Encased In Chrome is a six song EP and is our first release under New Damage Records. Trench is a band that has never been shy to experiment and in many songs there are layers upon layers of sounds that provide new things to hear through multiple listens. I don’t want to name anything specific because I personally love discovering musical “hidden nuggets” naturally. But I will say that “Unforgiven Remains ft. Guilty Simpson” is a great example of a song where each of us really explore our instruments independently while also coming together to create a unique and cohesive experience.
2. What got you into music, and can you tell us about the moment you realized you wanted to be a musician?
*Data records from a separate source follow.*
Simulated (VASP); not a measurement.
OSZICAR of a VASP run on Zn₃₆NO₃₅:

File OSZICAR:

When I was growing up music was always something that was very present in my household. I learned about country from my dad, classic rock from mom and hip-hop from my sister. My dad had an acoustic guitar that he would occasionally play and some of my earliest memories are of me picking it up and trying to create different sounds. At twelve years old I really began to fall in love with punk and metal. I bought my first electric guitar from a garage sale down the street and music became an obsession ever since.
3. Building on that, is there a specific song, album, performer, or live show that guided your musical taste?
Influence really came from many different musicians and genres but the most influential to me as an artist was the guitar playing of Omar Rodriguez-Lopez. Being the guitar player of bands like At The Drive-In and The Mars Volta; Omar is a musician who seems to have no rules and is constantly thinking outside the box. I’m constantly inspired by Omar and the “no rules” approach to songwriting is something that has always stuck with me.
4. If you could call in any one collaborator to do a song with, who would it be, and why?
This is a hard question for me to answer because I feel that the spark to collaborate outside of Trench is so dependent on the feeling of the specific song or the focus of the lyrical content. Although there are many amazing artists that would be amazing to collaborate with, it’s the sort of thing that would be done with intent.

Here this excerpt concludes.